Well, as they say in espanol, "esta suficiente"---this is sufficient to show a little of why we say magical things happen in San Miguel.
To go on with other happenings and entertainments, Gary and I enjoyed a wonderful classical guitar concert last Sunday with a renowned guitarist Maestro Enrique Florez who once studied with Andreas Segovia in Spain. He played the ten string classical guitar, which was quite amazing to hear and to watch.
The Sunday before that, we went out to La Gruta, a hot springs spa and grotto about fifteen minutes out of town. Farrel and Joe joined us and we had a very relaxing time bathing in the hot springs pool and having lunch at the small restaurant there on a lovely lawn at a table under an umbrella. It was one of our first really warm and lovely days. Since then the weather has been increasingly warmer with cool mornings and evenings.
Our guests left last Wednesdayand since then I have been trying to get back to a routine of writing daily---this has been a challenge with my Spanish studies, daily activities like films and lectures at the Bibliotecha and invitations to join new friends for "bebidas"--drinks, lunches, etc.
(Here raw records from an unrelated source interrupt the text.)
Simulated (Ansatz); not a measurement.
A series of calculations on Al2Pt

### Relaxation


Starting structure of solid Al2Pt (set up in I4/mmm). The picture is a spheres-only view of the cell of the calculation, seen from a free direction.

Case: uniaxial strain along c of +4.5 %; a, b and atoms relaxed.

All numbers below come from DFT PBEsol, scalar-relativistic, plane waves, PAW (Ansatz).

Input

Our next post will be about our adventure coming up this weekend, March 6,7 and 8th, when we are going with our friends, Rosalie and Jack to what sounds like a fascinating area in the high mountains of the Sierra Gordo, outside of Queretero in the state of Quereterro where we will see Toltec archiological sites in Ranas, and near San Juaquin,a group of five missions designed by Fray Junipero Serra, si, the same one who built or rather had built by the indios, missions in California. they are supposed to be quite spectacular and in excellent condition in spite of the fact that they were built in the mid 1700's. We will also visit several interesting villages along the way on Hwy 120. and then stop in Bernal on the way home on Monday, the 8th. We are sharing a car rental with our friends so we will be free to go at our own pace. It is an area where it would be hard to go by bus. On one of the high and very winding roads we will go along a place called "La Puerta del Cielo"(Door to the Sky) which is apt because the guidebooks say you are at such an altitude in an area of mists where you can actually look down on the clouds. Sounds interestng doesn't it?
So, amigos, we will continue to share our adventures upon our return from our weekend trip. We send warm "abrazos" to you all and hope you are experiencing good health and the beginning of Springtime wherever you are. Que te vayas bien!